Perhaps they are the same people who dreamt up the new-look Oliviers. In a clumsy attempt to be dramatic, the award of Best New Play to The Weir was not announced until the following week, which meant that it received little publicity. Andre Ptaszynski, president of the Society of London Theatre, is the godfather of the new format. He says dinner jackets and glitz give the wrong image of the theatre. Really? Do the red carpets and outlandishly expensive fashions of the Oscars put people off going to films?

SIR PETER HALL's launch of the Shadow Arts Council at the Olivier Awards was, however, a suitably dramatic moment. Thus was born an anti-government body of the great and the glamorous, including such luminaries as Sir Tom Stoppard (below). They had met in secret the day before, Sir Peter revealed. This was a surprise to everyone, including Stoppard: it was the first he'd heard of it. Sir Peter said the new Shadow Arts Council would be a port of call for the press with queries about the true state of the arts. OK. First question: at this secret meeting, who was the tall, curly-haired bloke impersonating Tom Stoppard?
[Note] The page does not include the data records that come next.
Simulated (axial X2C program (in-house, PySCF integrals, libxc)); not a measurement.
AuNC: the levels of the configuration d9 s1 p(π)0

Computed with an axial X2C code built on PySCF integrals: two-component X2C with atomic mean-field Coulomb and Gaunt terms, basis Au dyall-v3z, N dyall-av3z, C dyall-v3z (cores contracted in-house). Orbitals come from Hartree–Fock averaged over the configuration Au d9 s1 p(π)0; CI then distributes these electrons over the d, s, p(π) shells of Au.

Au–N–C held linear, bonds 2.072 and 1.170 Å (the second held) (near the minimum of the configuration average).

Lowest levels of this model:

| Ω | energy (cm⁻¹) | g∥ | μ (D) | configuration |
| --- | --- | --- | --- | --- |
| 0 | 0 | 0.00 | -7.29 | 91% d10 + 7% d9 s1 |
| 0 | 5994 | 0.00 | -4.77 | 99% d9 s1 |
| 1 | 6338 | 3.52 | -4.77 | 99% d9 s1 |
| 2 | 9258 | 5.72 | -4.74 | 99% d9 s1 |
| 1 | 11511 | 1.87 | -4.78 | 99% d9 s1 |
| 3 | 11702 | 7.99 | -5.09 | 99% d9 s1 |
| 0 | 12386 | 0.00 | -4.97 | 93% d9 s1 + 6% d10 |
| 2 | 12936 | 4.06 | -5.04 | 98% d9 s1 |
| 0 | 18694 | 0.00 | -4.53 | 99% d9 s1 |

ARTSPEAK AWARD of the week goes to Mark McCormack's International Management Group, the sports marketing guru that has set up IMG Arts Projects. It says it has been formed "to meet a need for arts management consultants who were also experienced arts professionals with a strong business edge and corporate ties who were willing to provide clients with daily hands- on assistance with performing arts projects such as managing performance venues and performing arts organisations". Ah, you say, that's not artspeak, that's management consultantspeak. But is there any longer a difference?